A judge at England’s High Court on Tuesday froze the order suspending London Mayor Ken Livingstone from office for likening a Jewish reporter to a Nazi concentration camp guard.
Livingstone, who has steadfastly refused to apologise for the remark, was due to start a four-week suspension on Wednesday.
But a judge decided that the mayor was entitled to have the sanction delayed during his appeal.
Earlier Tuesday, an angry Livingstone vowed to fight his suspension to the bitter end, even if it cost him hundreds of thousands of pounds in a wide-ranging attack on his critics.
He said: "The fundamental issue is not whether or not I was ’insensitive’, it is the principle that those whom the people elect should only be removed by the people or because they have broken the law.
"It is because this fundamental principle is at stake, that I pledge to
do everything in my power to have this attack on the democratic rights of Londoners overturned."
The Standards Board for England ruled last Friday that Livingstone’s
remarks to a journalist from London’s Evening Standard newspaper were "unnecessarily insensitive and offensive" and ordered his suspension.
"Unstated allegation of anti-Semitism"
Livingstone, 60, hit out Tuesday against the board, claiming there was an unstated allegation of anti-Semitism against him.
"It is not explicitly stated because it cannot be substantiated," said the politician, dubbed "Red Ken" for his unwavering socialist views.
"It was of course the Board of Deputies of British Jews that decided to refer me to the Standards Board for England.
"Throughout they have protested that this issue is just about how I treated one reporter who happens to be Jewish. I don’t believe a word of it.
"For far too long the accusation of anti-Semitism has been used against anybody who is critical of the policies of the Israeli government."

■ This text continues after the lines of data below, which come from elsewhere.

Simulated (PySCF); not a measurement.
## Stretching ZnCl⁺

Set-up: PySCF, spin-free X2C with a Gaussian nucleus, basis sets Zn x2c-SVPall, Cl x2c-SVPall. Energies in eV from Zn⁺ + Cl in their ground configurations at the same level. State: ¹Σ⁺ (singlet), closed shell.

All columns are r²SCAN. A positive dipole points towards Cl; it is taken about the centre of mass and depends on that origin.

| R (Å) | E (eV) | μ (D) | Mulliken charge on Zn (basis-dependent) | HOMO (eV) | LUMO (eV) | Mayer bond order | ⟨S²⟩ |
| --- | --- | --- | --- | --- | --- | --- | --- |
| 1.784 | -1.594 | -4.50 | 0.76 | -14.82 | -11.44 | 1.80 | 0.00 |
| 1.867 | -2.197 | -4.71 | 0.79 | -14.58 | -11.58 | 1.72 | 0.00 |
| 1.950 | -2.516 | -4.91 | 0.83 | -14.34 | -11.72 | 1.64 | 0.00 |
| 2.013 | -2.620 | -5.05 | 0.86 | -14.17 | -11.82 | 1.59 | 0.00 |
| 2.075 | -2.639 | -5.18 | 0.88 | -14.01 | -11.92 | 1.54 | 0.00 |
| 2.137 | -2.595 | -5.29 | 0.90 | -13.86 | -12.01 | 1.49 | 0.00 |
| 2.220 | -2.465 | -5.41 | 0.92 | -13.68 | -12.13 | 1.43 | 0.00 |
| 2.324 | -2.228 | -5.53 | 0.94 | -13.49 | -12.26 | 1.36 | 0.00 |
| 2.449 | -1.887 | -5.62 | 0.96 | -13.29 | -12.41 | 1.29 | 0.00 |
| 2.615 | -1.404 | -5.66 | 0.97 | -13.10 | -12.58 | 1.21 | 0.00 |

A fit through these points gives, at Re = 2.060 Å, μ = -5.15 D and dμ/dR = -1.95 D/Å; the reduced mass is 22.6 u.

Livingstone lashed out at the Evening Standard’s publishers, Associated Newspapers, saying they were guilty of a history of anti-Semitism. He also accused the media generally of having waged a 25-year hate campaign against him.
He attacked Evening Standard editor Veronica Wadley for calling him a "snappy, snarling brute","voracious", "frightening", "ugly", "raging" and
"gripped by paranoia" in a November 2002 article.